GeomScale / dingo

A python library for metabolic networks sampling and analysis
GNU Lesser General Public License v3.0
44 stars 28 forks source link

Functions for correlation matrix, copula indicator and plotting #103

Closed SotirisTouliopoulos closed 2 months ago

SotirisTouliopoulos commented 3 months ago

Aim of this PR is:

  1. to provide functions for calculation of correlation matrix from steady states, filtering based on copula indicator & plotting
  2. to improve the efficiency of the PreProcess class.

The correlated_reactions function that calculates a pearson correlation matrix from reactions steady states is appended to the script dingo/utils.py Correlations that do not make the pearson cutoff are replaced with 0. For pairwise reactions with a greater pearson coefficient than the cutoff, a copula indicator is computed to filter false-positive correlations. Parameters of this function can adjust the width of the copula's diagonal for the calculation of the indicator and return only the lower triangle of the symmetric matrix. Cutoffs for pearson and indicator filtering can be adjusted from the user too.

The plot_corr_matrix function that creates a heatmap plot of a correlation matrix is appended to the script dingo/illustrations.py Parameters of this function can specify the format of the saved image plot and place as labels only the remained reactions for reduced models.

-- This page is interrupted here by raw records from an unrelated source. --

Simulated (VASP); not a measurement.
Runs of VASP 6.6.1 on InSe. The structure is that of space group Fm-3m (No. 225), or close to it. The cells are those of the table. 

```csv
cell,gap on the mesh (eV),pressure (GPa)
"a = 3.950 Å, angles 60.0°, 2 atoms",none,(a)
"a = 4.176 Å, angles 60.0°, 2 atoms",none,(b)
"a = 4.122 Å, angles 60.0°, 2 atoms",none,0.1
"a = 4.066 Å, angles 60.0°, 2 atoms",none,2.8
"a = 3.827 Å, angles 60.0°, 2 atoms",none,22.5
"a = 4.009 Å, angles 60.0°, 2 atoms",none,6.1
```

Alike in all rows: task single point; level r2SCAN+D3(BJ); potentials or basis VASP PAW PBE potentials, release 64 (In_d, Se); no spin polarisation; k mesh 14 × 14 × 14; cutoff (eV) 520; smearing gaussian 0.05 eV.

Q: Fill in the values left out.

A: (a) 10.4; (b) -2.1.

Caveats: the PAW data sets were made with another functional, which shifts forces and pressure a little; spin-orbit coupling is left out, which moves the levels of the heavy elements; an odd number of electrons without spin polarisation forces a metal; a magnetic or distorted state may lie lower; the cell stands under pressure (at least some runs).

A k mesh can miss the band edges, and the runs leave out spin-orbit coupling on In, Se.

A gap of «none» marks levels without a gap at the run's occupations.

The reduce function of the PreProcess class for the extend parameter set to True has also changed to identify additional reactions for removal in bigger models. It uses the new correlated_reactions function to calculate a correlation matrix and order reactions based on their sum of absolute correlations with other reactions. Reactions with smaller values of overall correlation are removed first. The removal stops in the first reaction that alters the value of the objective function.

A correlation.py unittest is also created in the tests directory and the preprocess.py unittest is updated too.